In this section, we calculate the difference between the predicted and observed data, and improve the prediction using RF.
Although this step is relatively shorter than the others, the script for this section is the most complex. The initial part of the script 4.1_fit_error_field.py, calculates the error of the predicted soil values and the true observed soil data, ε=x-x̂.
The output from MONICA values, the transpiration, is summed (cumulative sum) and the top 95% values of the NDWI is averaged. Both values act as independent variables, and the predictor becomes the error. Since the error for the sand and clay are small with root mean squared error (RMSE) of 6.8 and 2.4; we focus on the SOC.
After the RF fitting, the model is implemented in the whole field, and the error is estimated. The model explicitly estimates the spatial distribution of residual errors. Then, after predicting the error using these two independent variables, we add the error to the coarse prediction, resulting into a finer prediction. The more locations selected initially, the higher the expected accuracy of this refinement step. For few data points selected (circa 40 or less locations), this step can be avoided.
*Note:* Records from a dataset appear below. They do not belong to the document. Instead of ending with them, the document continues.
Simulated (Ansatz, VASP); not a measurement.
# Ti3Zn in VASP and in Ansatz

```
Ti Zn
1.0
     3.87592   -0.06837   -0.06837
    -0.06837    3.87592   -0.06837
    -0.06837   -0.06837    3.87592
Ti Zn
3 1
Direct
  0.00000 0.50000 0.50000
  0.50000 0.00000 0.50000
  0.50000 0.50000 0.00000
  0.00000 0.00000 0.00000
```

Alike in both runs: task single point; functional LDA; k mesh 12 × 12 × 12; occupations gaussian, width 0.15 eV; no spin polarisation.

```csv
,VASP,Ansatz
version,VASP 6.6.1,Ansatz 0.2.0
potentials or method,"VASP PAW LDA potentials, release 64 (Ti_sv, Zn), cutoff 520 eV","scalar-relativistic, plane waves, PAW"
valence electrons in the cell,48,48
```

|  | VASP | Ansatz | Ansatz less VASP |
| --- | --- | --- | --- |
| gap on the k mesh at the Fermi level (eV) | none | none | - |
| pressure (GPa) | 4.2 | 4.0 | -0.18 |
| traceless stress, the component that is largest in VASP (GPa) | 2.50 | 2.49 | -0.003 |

In the second script, the 4.2_fit_error_field_Layer_1.py, the corrected map is implemented to the other layers.
An analysis to the output of the script, shows an RMSE of 0.24 to the coarse prediction (linear) and 0.19 to the fine SOC on the surface. The increment of data and machine learning use helped, but a small increase in the accuracy was observed.
This final step concludes the DSM workflow, producing high-resolution soil property maps that are both interpretable and scalable for precision agriculture applications.